BMW riders from around the country and beyond send components to Virginia Motorrad for repair. Transmissions, final drives, engines, water pumps, we see it all. For technical articles on these components, look at Anton's website.
Transmissions: Airhead circlip grooves are cut on site. Low 1st gear and tall 5th gear are available for Airheads. General overhaul and repair for all 1970 through present. Correction of 'skipping' problem or input shaft gear wear on 1994~2000 Oilheads. Stripped spline repair on 1150-style 6-speeds. Hybrid Enduro transmissions with overdrive 6th. Many used parts are available to cosmetically improve scuffed and fuel-stained housings. You can see a brief walk-through of an Airhead transmission overhaul here.

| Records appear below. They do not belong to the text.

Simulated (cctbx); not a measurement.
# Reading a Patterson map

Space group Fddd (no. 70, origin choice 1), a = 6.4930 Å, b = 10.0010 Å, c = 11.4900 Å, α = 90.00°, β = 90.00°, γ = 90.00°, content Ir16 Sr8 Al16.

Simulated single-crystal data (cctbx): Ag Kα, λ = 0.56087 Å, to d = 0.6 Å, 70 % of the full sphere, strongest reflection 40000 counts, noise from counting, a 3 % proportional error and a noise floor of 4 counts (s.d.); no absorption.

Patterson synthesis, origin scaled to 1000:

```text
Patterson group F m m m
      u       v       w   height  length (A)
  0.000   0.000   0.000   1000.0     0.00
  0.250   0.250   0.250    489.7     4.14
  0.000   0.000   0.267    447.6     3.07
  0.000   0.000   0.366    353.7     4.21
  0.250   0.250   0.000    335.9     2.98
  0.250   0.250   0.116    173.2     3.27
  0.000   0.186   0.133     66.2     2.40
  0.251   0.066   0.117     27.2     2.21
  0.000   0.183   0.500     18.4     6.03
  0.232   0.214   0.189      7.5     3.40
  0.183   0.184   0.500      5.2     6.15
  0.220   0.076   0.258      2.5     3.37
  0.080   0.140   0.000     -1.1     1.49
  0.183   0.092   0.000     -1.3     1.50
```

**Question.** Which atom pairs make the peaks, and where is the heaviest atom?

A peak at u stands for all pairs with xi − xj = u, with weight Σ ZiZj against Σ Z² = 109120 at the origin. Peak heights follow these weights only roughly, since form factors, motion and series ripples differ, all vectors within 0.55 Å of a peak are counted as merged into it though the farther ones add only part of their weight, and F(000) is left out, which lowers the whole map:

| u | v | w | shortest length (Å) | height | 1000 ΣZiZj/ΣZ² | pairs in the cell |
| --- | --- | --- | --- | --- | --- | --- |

Final drives: 1970 through present. Wheel spline repair on Twinshock Airheads; driveshaft spline repair on K75/K100. Bearing failures on some newer ones are due to incorrect shimming from the factory; every final drive gets set up properly from scratch. Pinion seal leaks fixed. Alternate ratios can be installed. Nylatron bushings to replace the marginal bearings that BMW used for the Paralever pivots. Two YouTube videos showing Anton overhauling an R1100 final drive are on this channel.
K water pumps: Small job but someone has to do it; overhaul is about a quarter the cost of a new pump and is very reliable. The right tools aren't worth buying for you to just do the job once.
The final drive design used on nearly everything from the R80G/S through the K1200LT typically fails at the main ring gear bearing, which also serves as the axle or wheel bearing, due to excessively tight shimming. Additionally, the opposite bearing may be worn or may be loose on its mount, and the pinion shaft bearings can be worn. Frequently the backlash is excessive which may accelerate bearing wear.
Repairs on these final drives start at around $400 (very rare) and quickly get beyond $600 if the pinion bearings are bad. A full rebuild (four bearings and two seals) is around $800, and if the axle or housing parts are damaged that is separate. I cannot quote a repair cost without inspecting your final drive.
My article describing these final drives is here.
The typical problem on those EVO final drives - and the problem is limited to the pre-2010 unvented ones - is that the big bearing dries up and fails, and there is nearly always heavy wear on the pinion bearings. Backlash is usually too large and the shims to adjust that are expensive (about $50). A typical repair is $750~900 (three bearings, seals, new shims, and labor).
You need to understand that there is a small chance that in the future the new big bearing will start to spin on the axle which effectively ruins the gearset and therefore the final drive. New gearsets are no longer available to repair this and although there may be a repair soluton I have not investigated it yet. I would certainly work with you on a follow-up repair for this, but it's a different repair and not a problem with the original repair. For this reason many shops no longer repair these units.
I describe this and other problems with this transmission family on my tech pages. The gears will need machining which is about $800, and that is in addition to the regular labor and materials that go into the job. You should expect the complete repair to cost $1500 to $1800. Yes, you can buy a used transmission for less than that but it won't be as good.
The baseline overhaul (five bearings, seals, labor) is about $650 at this point with actual repairs bringing additional parts costs but generally not more labor. Minor repairs like adding the circlip to an '85~94 transmission or fixing a broken pawl spring could be less, as an overhaul may not be called for. The minimum cost for any repair is probably about $400, because every repair involves opening, inspecting, cleaning, reshimming and probably a seal or two.